# INTRODUCTION TO CLASSIFICATION

Work plan:

* Read in the data
* Split the data into **training** and **test** sets
* Build a model using the **training** set
* Evaluate the model using the **test** set


Please download the data file "players.txt" into a local directory.

We are going to use the sklearn library. 

In [None]:
#%pip install sklearn

In [None]:
import sklearn
import pandas as pd
import numpy as np

In [None]:
players = pd.read_csv("players.txt")
players

In [None]:
players.describe()

# ATTENTION

The "id" attribute uniquely identifies a player within our data set. 
This attribute cannot be used to classify new players as each player has a different id number. It is always important to check whether the data contains unnecessary attributes.

Before we continue, we'll remove the "id" attribute from our data set!

In [None]:
players = players.drop('id', axis=1)
players

# Example 1 - Prediction of playing position


We want to build a model to predict a player's playing position 
with respect to the given player's statistics. The target variable "position" is discrete - we term this a classification task. We aim to verify whether or not it is possible to use historical data to predict
playing positions for new players. 


We are going to split the data into a training and testing data set.
The training data set consists of players that ended their careers before 1999.
The test data set consists of players that began their careers after 1999.


In [None]:
players['lastseason'] <= 1999
train = players[players['lastseason'] <= 1999]
test = players[players['firstseason'] > 1999]
print("Number of training examples:", len(train))
print("Number of test examples:", len(test))
print("ratio of train examples:", len(train)/(len(train)+len(test)))

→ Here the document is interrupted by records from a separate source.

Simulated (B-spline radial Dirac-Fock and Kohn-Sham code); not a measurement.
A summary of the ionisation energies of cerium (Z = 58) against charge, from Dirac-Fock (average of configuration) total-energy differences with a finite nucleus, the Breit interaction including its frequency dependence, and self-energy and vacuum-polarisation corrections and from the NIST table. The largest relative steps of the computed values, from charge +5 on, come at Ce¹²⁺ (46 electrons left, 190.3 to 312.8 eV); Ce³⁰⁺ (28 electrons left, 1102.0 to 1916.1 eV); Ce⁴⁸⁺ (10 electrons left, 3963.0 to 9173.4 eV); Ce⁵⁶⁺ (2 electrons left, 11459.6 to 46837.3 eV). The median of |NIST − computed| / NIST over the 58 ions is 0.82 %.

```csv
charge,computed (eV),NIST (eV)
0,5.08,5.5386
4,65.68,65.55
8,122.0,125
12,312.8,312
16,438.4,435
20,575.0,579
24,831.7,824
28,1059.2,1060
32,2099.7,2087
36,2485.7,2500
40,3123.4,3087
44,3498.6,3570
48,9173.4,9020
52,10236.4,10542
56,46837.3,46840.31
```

We used the "firstseason" and "lastseason" attributes to split the data. Therefore the attributes are not going to contribute to the modelling task, so we will remove them.

In [None]:
train = train.drop('lastseason', axis=1)
train = train.drop('firstseason', axis=1)

test = test.drop('lastseason', axis=1)
test  = test.drop('firstseason', axis=1)

Lets inspect the player positions in each set

In [None]:
train['position'].value_counts()

In [None]:
test['position'].value_counts()

# Majority classifier

The majority class is the class with the highest number of training examples. This is the simplest classifier can be used as a baseline for comparison with other classifiers.

In [None]:
majority_index = train['position'].value_counts().argmax()

majority_class = train['position'].value_counts().index[majority_index]

print(majority_class)

How well does this perform on the test set?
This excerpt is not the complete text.